Conservative Party worker says Premier is gauging support
There is a new poll being conducted right now, measuring support for Premier Danny Williams's ABC campaign.
That's according to Steve Outhouse, the director of communications with DFO, who is now on leave, handling PR for Conservative candidates in Newfoundland and Labrador.
Outhouse said that one of his party's campaign workers received a phone call at home from a polling firm, asking questions about ABC. Just four questions were asked, he said. They were:
1. Are you likely to vote in the upcoming federal election?
2. Do you know about the ABC campaign?
3. Do you think Premier Williams should take the ABC campaign across Canada?
4. How are you likely to vote? (Followed by the list of party choices.)
Outhouse said the polling firm did not divulge who they are working for, but said it is self-evident that the poll was commissioned by the premier's office.
"It would appear they are gauging support as to whether or not the premier should criss-cross the country, as he said several times he would do," Outhouse said in an interview. "He must either be reconsidering that, or looking for people to give him the green light to do it."
Outhouse said this raises an interesting question regarding election expenditures.

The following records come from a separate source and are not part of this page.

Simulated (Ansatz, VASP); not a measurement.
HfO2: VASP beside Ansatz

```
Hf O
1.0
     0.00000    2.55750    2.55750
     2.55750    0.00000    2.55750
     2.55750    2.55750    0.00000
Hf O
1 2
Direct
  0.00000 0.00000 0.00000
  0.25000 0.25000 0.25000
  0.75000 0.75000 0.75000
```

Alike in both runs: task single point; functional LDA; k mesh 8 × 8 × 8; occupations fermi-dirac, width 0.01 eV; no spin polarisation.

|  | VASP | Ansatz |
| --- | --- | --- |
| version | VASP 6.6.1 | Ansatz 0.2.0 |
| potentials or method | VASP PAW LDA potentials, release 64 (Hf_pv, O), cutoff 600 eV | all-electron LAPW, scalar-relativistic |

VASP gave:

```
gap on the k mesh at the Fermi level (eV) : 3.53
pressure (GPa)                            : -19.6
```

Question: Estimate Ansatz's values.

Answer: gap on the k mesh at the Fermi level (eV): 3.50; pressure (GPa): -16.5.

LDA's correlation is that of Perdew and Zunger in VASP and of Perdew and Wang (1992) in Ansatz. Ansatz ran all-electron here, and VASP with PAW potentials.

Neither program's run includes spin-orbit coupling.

"As you know, Elections Canada has rules and I don't know them inside and out that limit and require people to report what third parties are spending on a campaign. If ABC is moving past a philosophy or slogan and into an actual campaign, where money is being spent and polling is being done, with the specific intent to defeat a political party, just like a union or special interest group, all that information would need to be registered with Elections Canada."
Last week, the premier indicated that about one per cent of his government's time would be invested in the ABC campaign.
"When you start to associate a dollar figure with that, especially if you start to move across the country, it's going to be some significant expenditures," Outhouse said, adding that the premier, being a lawyer, has likely considered this point.
"It raises a question too about whether or not this polling is being done through public funds, or through private money. Even so, it still needs to be reported as political expenditures," he said.